MFA in Creative Writing

What an MFA Can Do For You

By Sophfronia Scott

For many years I held close to my heart the desire to get a graduate degree: a master of fine arts (MFA) in creative writing. I felt I was in a place where intensive study would help my art but whenever I shared this thought I would get some combination of these two responses:

“You don’t need an MFA, you’ve already published a novel.”

“Why? Do you want to teach? Teaching is not all it’s cracked up to be. You won’t be able to write. You won’t be able to find a job, the market’s saturated.”

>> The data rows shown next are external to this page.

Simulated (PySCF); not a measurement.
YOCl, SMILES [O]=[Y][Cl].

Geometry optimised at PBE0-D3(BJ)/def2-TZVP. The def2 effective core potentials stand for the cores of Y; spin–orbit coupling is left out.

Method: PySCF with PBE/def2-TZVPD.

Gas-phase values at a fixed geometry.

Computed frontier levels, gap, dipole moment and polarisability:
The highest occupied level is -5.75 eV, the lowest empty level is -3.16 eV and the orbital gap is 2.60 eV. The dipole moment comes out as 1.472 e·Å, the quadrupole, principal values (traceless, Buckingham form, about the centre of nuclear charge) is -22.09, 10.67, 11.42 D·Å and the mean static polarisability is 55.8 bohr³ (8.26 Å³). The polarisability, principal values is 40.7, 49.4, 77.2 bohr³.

For some time I listened to these responses and kept the idea of an MFA to myself. Here’s the thing about that first comment: yes, I’d written and published a novel. But I always felt as though it were an airplane contraption I’d built on my own in my garage. Yes, I managed to get it off the ground and it flew and flew well. But I didn’t understand why. I didn’t know enough about my craft or what made me a good writer. And I had the sense that I could do better—I could build a jet, maybe even a rocket. But I would need help to do it.

I finally decided to get my MFA. I entered a program with a low-residency format which required me to be on campus only twice a year. My son was 7 at the time and we couldn’t pick up and move for a full-residency program because of my husband’s job. It wasn’t easy—in fact I became a substitute school bus driver during part of the program to help support my family while I wrote and studied. But I did it. I graduated and earning my MFA was the best thing I ever did for my writing life.

This is the season for applying to MFA programs and I know many writers are now struggling with the same questions and considerations I had. I’ll share here what an MFA did for me in the hope that it will help others in their decision-making process. Here’s what I received from my MFA:

A community of writers: This perk is mentioned so often it’s almost cliché but let me add to it. It’s not about just having a big group of people in the same room who know your name and you all have in common this love of putting words down on paper. It’s about the people you find within the group—the people who turn out to be your people. Though we only saw each other every six months for residency, I developed strong bonds with a core group of friends who came to know me and my work well enough to inspire and challenge me in ways I didn’t expect. I grew as a person and as a writer because of their influence and this still goes on today.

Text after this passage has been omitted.